Thrasymachus in the book The Republic

The Republic is Platos philosophical masterpiece it is a form of a debate sets in a conversational tone.  One central argument of The Republic is the definition of justice. In book 1, Socrates engages in a discussion with his friends as they try to give a definition for justice. When they cannot seem to arrive in a conclusion, Thraymachus aggressively offers a definition of justice that differs from that of the other interlocutors.

Thrasymachus begins his argument by saying that justice is nothing else than the interest of the stronger. He refers to the government or rulers as the stronger and the subjects or the followers as the weak. He points out that government sets the rules for the people to follow. Whether the rules are fair or not, the people are supposed to obey. This is where the definition of Trasymachus applies the stronger benefits because the weak obey the rules. It is just for the subjects to obey besides, disobedience only results to punishment. The ruler sets the rules for their own purposes and interest and not for the benefit of the subjects. And the different forms of government make laws with a view to their several interests (Ib 53). It does not matter whether the rules oppress the weak or not as long as they benefit the strong. On their part, the subjects uphold the law by following the rules. Though their obedience is considered just, it gains them practically nothing but benefits only the rulers,

Thrasymachus also explains that people tend to do good not because they hate doing injustice on the contrary, people are being just because mainly of two reasons they are afraid to be punished, or they fear that unjust act may backfire to them. For mankind censure injustice, fearing that they may be the victims of it and not because they shrink from committing it.

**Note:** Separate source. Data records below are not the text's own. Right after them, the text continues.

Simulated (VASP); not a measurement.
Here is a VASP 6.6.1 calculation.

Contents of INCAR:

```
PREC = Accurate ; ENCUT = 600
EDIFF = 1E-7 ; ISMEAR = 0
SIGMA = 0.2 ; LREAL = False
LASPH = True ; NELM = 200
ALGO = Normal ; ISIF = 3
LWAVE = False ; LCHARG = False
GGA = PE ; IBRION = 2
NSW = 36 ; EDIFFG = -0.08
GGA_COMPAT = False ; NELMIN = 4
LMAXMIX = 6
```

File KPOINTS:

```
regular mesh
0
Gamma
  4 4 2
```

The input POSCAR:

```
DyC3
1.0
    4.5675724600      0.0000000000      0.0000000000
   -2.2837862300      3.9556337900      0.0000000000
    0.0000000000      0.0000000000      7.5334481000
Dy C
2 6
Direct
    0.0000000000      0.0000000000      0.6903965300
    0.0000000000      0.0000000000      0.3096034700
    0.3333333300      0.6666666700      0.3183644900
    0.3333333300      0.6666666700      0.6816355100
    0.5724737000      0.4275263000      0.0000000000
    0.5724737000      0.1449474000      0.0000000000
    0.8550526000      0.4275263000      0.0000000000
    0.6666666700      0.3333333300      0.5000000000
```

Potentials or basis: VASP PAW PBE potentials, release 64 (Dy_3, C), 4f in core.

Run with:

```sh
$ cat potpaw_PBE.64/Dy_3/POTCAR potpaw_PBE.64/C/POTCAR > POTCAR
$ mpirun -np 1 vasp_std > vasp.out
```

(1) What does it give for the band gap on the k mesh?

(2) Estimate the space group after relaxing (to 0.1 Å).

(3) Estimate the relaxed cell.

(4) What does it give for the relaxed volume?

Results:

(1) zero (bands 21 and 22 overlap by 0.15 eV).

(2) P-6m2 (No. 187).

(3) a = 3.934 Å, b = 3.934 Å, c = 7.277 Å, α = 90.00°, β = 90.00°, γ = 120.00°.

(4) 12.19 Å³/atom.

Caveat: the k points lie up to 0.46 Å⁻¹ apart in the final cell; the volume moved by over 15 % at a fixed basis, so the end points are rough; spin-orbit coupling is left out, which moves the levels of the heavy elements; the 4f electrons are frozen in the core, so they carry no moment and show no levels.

Socrates reverses Thrasymachus claim by revealing that rulers do sometimes make
erroneous rules or laws that can cause damage to them. Since it is just that the subjects obey these rules, justice is not always for the advantage of the stronger. ...the weaker are commanded to do, not what is for the interest, but what is for the injury of the stronger (Ib 55). But Thrasychamus counters this by making an exception to his earlier argument. Do you suppose that I call him who is mistaken the stronger at the time when he is mistaken(Ib 57). He asserts that it is not appropriate to label anyone a ruler when he commits a mistake.

Thrasymachus refuses to concede and continues his diatribe. This time, however, instead of focusing to his definition of justice, he resorts to using injustice. He favors injustice to prevail over justice, for injustice man gains more than just man....for the unjust is lord over the truly simple and just...the just is always a loser in comparison with the unjust (Ib 63). This goes on to imply that injustice gives happiness and fulfilment to the possessor, while justice gives nothing to the doer but benefits the stronger. Thrasymachus strengthens his claim by citing that in practically all aspects of the society, the unjust man gains much more than the just man.